**Title:** Distributed Computing and Large Graph Mining

**Lecturer:** Pierre Fraignaud, IRIF Université Paris Diderot – Paris 7 e PierLuigi Crescenzi

**Period: **

April 26: 15-17 Sala Riunioni Ovest

April 27: 9-11 Sala Seminari Ovest

April 28: 9-11 TBA

May 2, 3, 4, 5: 9-11 Sala Seminari Ovest

Distributed computing is a field of computer science that studies distributed systems, i.e., systems in which a collection of autonomous computing entities coordinate their actions via some communication medium. The objective of the first part of this course is to introduce the main techniques of algorithm design and analysis for distributed computing, enabling the computing entities aiming at collectively solve a common task. This part of the course will focus on the main computing models, capturing different aspects of distributed computing, including network computing, asynchrony, fault-tolerance, etc. For each model, the course will present the main techniques for (deterministic and probabilistic) algorithm design, and for deriving lower bounds and impossibility results.

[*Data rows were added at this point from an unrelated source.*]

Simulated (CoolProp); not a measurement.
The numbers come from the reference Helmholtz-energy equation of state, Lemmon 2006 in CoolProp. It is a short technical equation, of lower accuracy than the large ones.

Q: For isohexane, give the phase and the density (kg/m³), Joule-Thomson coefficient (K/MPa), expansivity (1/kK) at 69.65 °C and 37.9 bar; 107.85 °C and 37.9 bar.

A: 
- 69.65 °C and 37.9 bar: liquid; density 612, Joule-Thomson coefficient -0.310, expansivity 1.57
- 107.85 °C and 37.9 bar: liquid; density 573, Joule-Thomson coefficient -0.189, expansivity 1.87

In the second part of the course, we will take a graph mining roundtrip, from theory to practice and back. In particular, we will focus on the computation of several graph topological measures, for which polynomial-time algorithms are available that in "practice" are not useful, due to the huge size of the networks to be analysed. Switching to "theory", we will show that, unfortunately, for these measures no best algorithm exists (under reasonable complexity theory assumptions). This will lead us back to "practice": we will describe heuristics that, in the case of real-world graphs, allow us to compute these measures in linear time. These results will finally motivate our return to "theory" in order to understand the reason why, in practice, these heuristics work so well.